It’s like something straight out of a Warner Brothers cartoon, but these Crooked Houses are the real deal! Angled walls, crooked windows and a twisted roof are responsible for their fun-loving appearance; there isn’t a square cut in the entire house. I think it’s great that they’ll even theme the home to suit your child; grown-ups will appreciate that it assembles in less than 30 minutes with two adults.
Each house stands approximately 4×6 feet and 8 feet tall, making them bigger than a traditional playhouse but smaller than a full-sized shed. They’re handmade using traditional 2×4 construction with secure joinery and a solid pressure-treated base foundation; in short, they’ll handle anything kids can throw at them (which is a lot!).

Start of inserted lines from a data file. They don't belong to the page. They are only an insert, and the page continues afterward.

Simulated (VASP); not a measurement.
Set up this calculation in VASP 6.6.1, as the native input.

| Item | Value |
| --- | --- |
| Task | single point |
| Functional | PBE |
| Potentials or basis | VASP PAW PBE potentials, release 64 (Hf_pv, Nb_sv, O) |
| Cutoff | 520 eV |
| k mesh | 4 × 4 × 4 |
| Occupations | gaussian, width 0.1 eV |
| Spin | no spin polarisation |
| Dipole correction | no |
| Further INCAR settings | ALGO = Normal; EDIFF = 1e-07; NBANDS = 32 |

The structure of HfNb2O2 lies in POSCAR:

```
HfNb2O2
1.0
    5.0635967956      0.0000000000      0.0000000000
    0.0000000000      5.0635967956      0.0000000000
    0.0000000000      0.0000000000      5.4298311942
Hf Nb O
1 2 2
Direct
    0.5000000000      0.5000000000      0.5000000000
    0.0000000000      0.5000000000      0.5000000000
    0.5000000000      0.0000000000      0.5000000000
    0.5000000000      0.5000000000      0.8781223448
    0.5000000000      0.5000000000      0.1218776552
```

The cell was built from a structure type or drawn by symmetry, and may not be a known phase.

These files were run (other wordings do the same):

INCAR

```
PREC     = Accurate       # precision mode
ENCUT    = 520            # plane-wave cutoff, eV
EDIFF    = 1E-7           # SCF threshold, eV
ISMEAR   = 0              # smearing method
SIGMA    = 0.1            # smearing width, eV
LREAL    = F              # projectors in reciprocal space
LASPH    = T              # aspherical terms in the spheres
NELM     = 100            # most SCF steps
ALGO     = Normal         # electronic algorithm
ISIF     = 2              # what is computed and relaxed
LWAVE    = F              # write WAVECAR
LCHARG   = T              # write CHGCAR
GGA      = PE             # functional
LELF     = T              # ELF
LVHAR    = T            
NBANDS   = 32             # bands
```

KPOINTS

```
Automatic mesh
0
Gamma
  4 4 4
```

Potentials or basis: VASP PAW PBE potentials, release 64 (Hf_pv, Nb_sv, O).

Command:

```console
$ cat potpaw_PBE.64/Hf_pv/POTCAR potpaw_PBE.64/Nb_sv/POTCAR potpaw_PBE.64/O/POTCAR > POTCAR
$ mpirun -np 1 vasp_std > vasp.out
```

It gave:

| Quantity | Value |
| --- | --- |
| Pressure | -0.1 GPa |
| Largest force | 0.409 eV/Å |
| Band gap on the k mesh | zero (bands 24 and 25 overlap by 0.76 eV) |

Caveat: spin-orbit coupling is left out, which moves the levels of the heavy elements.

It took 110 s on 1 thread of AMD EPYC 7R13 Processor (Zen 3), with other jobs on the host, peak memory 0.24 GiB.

Kids Crooked House’s concept was so unique that Yahoo! chose them from 9,000 other small businesses to be the recipients for a $100,000 marketing prize.
About Kids Crooked House:
A small business founded in 2005 by partners Glen Halliday and Jeff Leighton, Kids Crooked House debuted its line of creative and high-end playhouses at this past summer’s Yarmouth Clam Festival, taking home the First Place Small Business and Directors Choice awards, and growing the company rapidly over the last six months.
“I was trying to find something cool for my kids,” said Halliday, who serves as the creative force behind the company and is a serial entrepreneur with a marketing/design firm and dog products company also to his credit. “I wanted a playhouse, but I didn’t want a box that I would end up putting my lawnmower in the next year. There just wasn’t anything out there that was both durable and affordable. So I thought I’d design something to get my kids away from the TV every once in a while.”
Halliday and Leighton soon decided that backyard prototype was attracting enough attention from fellow parents to warrant a business plan. Since then, the pair has developed multiple versions of the Kids Crooked House.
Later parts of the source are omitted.